Wednesday, 21 May 2025

Life And Fiction

As usual, life and fiction proceed in parallel. Fictionally, in Poul Anderson's A Stone In Heaven, Flandry and Banner have arrived on Ramnu. Lifewise, I am looking at sunlight in the garden and drinking coffee. Although life involves routines, each moment is unique and unrepeatable whereas Flandry and Banner travel to Ramnu every time one of us reads or rereads A Stone... But they do not experience it like that. We are to imagine that, for them too, each moment is unique and that their lives include many mundane details that are not recorded in the text. After breakfast, I will brush my teeth. Fictional characters must do this and a million other such things as well but almost always off-stage. We could say this about any novel, of course. I just happen to be rereading A Stone... right now. 
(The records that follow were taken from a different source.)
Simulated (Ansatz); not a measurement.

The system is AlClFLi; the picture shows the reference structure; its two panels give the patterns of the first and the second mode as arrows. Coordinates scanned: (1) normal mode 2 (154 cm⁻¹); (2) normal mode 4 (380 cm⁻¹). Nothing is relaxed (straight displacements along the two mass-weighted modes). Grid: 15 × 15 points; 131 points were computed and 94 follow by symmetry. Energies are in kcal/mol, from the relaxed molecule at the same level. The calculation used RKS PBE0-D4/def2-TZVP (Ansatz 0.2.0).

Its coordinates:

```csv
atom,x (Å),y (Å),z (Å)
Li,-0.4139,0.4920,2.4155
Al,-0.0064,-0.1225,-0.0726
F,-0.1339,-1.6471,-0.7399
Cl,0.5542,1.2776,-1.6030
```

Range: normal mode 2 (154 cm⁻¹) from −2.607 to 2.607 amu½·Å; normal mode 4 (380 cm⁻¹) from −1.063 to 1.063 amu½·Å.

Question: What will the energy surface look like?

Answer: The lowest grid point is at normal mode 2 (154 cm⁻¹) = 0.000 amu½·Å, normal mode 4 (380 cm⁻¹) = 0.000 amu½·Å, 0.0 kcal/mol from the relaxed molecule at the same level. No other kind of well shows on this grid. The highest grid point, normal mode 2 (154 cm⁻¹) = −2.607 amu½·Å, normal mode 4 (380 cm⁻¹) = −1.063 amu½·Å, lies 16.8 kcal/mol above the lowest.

Sandra Tamarin eats breakfast, served by domestic staff, with her son, Eric, in Anderson's Mirkheim. Earlier in A Stone..., Chives had served Flandry a souffle for breakfast. So the mundane has its place in fiction although our attention is usually on the dramatic. Arrived on Ramnu, Flandry must hurry to stay ahead of his opponents. So the narrative continues.

4 comments:

Jim Baerg said...

Servants preparing meals seems rather non-mundane to this 21st century person. Such things as electric stoves and hot & cold running water makes servants less needed for a leisurely lifestyle. Are servants likely to ever be common again in a technically advanced society?

S.M. Stirling said...

Very wealthy people usually have servants. My family had them in Kenya. Believe me, it's a big plus.

Jim Baerg said...

Every so often I run across some figure for how many human laborers it would take to provide the work we get from fossil fuels, hydro dams, nuclear reactors etc.
https://en.wikipedia.org/wiki/Energy_slave
I expect the number of energy slaves per person in Kenya when you lived there was much less than it has been in Canada in my lifetime. So the benefit of having human servants was greater and the number of people poor enough to think being a paid servant was a good option was greater. My understanding is that the industrial revolution made factory work better paying, so rich people had to pay more to have a servant.

Any figure for 'energy slaves' will be complicated by estimates of the efficiency of both human labor and machines. The innovations Artorius et al. in "To Turn the Tide" introduce to 2nd century Rome mostly increase the efficiency of human & animal muscle power. Than there is the Energy Return on Energy Invested issue. It takes energy to build a water or wind mill, to mine coal or to build a steam engine. How much energy do you get back for what you put in. The innovations in agriculture in that story all improve EROI for muscle power.

Anonymous said...

Kaor, Jim!

I agree with Stirling, wealthy people are likely to have some servants, or at least hire businesses to do things like lawn mowing. Why not, if they can afford it?